The Catholic Church knew he was an abuser, but helped him get a job in public schools

Melanie Sakoda holds a sign as she participates in a demonstration with SNAP, the Survivors Network of those Abused by Priests, outside of the offices of the San Francisco Archdiocese in 2010.

By Rick Anderson

[T]ime and again, the record shows, Brother Edward “Chris” Courtney was accused of child sexual abuse in the Roman Catholic schools where he taught, and the church responded by moving him to another jurisdiction.

That makes his case similar to those of hundreds of other priests and brothers who committed sexual abuse before the problem exploded into national consciousness more than 15 years ago.

What sets Courtney apart is this: According to a lawsuit settled last week in Seattle’s King County Superior Court, he was ultimately shuffled off to a public school, where he continued to commit sexual assault.

Edward Courtney in an undated photo

Courtney, now 82 and retired in Hawaii, was a member of the Christian Brothers religious order who has been accused of assaulting at least 55 boys during his three decades as a Catholic school educator in a variety of jurisdictions from New York to Seattle.

It was in Seattle, where he served as principal of a parochial school, St. Alphonsus, that his Catholic school career came to an end after allegations of groping. Catholic and Christian Brothers officials then wrote letters of recommendation to the state school system and, ignoring a legal requirement, never reported his history of sexual assaults. That omission allowed Courtney to obtain his license to teach in public schools, where the assaults continued, according to the lawsuit and criminal court records.

The Seattle Archdiocese agreed to pay $1.3 million to one of Courtney’s public school victims — an unidentified male who was sexually assaulted in the early 1980s at a now-closed Tacoma-area school. Archbishop J. Peter Sartain also issued an apology.

The church and the Christian Brothers’ congregation have now paid out an estimated $30 million in court settlements to Courtney’s nationwide victims, 52 of them in one settlement alone that caused the congregation to declare bankruptcy in 2011.

In a news release, the Seattle Archdiocese pointed to changes it had made in the wake of the church scandal that began unfolding in 2001 with a Boston Globe investigation of abuse by priests. Now, criminal background checks are required for all archdiocese employees and volunteers who have unsupervised contact with children.

Courtney, however, did not have a criminal record until after he began teaching in the public school system and was convicted of assaulting a student at an Othello, Wash., elementary school.

Jason Amala, one of the latest victim’s Seattle attorneys, said in a statement this week that he was unaware of “another case where the defendant [the archdiocese] removed a known abuser from their private school system and then actively helped them get a job in the public school system.”

Mary Dispenza, leader of Seattle SNAP (Survivors Network of those Abused by Priests) praised the settlement and noted that a second, similar lawsuit accusing Courtney of molesting another public school student is currently moving through the courts.

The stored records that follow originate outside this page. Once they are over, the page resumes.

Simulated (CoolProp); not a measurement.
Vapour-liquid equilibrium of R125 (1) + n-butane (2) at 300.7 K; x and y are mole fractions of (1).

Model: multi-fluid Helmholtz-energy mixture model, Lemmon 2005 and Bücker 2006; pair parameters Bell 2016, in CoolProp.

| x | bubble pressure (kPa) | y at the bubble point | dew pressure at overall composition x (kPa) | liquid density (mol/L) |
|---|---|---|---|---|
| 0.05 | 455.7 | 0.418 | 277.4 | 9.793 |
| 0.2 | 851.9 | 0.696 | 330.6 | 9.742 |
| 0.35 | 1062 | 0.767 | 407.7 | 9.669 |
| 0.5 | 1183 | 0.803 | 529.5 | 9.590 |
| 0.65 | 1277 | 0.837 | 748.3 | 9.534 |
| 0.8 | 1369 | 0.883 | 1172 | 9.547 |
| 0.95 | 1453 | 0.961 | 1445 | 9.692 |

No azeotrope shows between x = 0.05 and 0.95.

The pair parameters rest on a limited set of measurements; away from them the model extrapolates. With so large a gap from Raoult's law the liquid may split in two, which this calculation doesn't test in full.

Last year, the Seattle Archdiocese issued a list of 77 priests, brothers (including Courtney), deacons and a nun identified as sexual predators. The archdiocese has not provided any details of the alleged offenses.

Court files, though, lay out Courtney’s story.

Problems surfaced nearly immediately after the Seattle-born brother took his first permanent assignment in 1960, at age 22, at New York City’s Sacred Heart School. Christian Brothers records state that he began to prey on grade school students and was transferred to Brother Rice High School in Chicago, where more problems soon arose.

He was moved to St. Laurence High School in Burbank, Ill., where he was also accused of abuse. The allegations continued after his transfer in 1968 to Brother Rice High in Birmingham, Mich. Two years later, he was sent to St. Leo High in Chicago, where — following more abuse allegations — he was transferred back to St. Laurence.

He was asked to leave St. Laurence following an allegation involving a freshman boy. This time, the church and congregation sent him far afield — to the West Coast, where he wound up at O’Dea High School in Seattle in the mid-1970s, records show.

Within two months, he was coaching intramural basketball at O’Dea and the complaints started again. One student said he was attacked by Courtney in a locked classroom. The boy’s father later confronted school officials, who asked Courtney to make a public apology.

Courtney refused and was sent to a retreat in Canada for sexual deviancy treatment. When he returned to O’Dea, new abuse reports surfaced. He was moved to a Catholic elementary school and then to St. Alphonsus, where he was named principal.

It wasn’t long before complaints surfaced from St. Alphonsus students, including two boys who said Courtney had groped them.

Courtney admitted to the youths’ charges and agreed to resign. But with the archdiocese’s help, he ended up as a public school teacher in Seattle, Tacoma and central Washington. The Christian Brothers even paid Courtney’s way at Seattle University to earn accreditation so he could become a school principal.

When molestation accusations once again surfaced, Courtney took flight — aware this time that public school officials had alerted police.

Three years later, he was arrested in Nevada and returned to Washington. But with his past unknown to the court, he pleaded guilty in 1989 to one count of indecent liberties and was given a suspended sentence of 24 months and ordered to register as a sex offender — for one year.

The extent of his serial attacks began to come to light about four years ago following a $16.5-million agreement with the bankrupt Christian Brothers, when 52 of 400 U.S. abuse claimants named Courtney as their attacker, records show.

Courtney, who did not respond to phone messages at his home in Oahu this week, denied in a 2009 court deposition he committed any serious offenses over the years. He “improperly touched” some students, he said, but he was young and “I guess that’s maybe why I didn’t realize that these things bothered others as much. I don’t know.”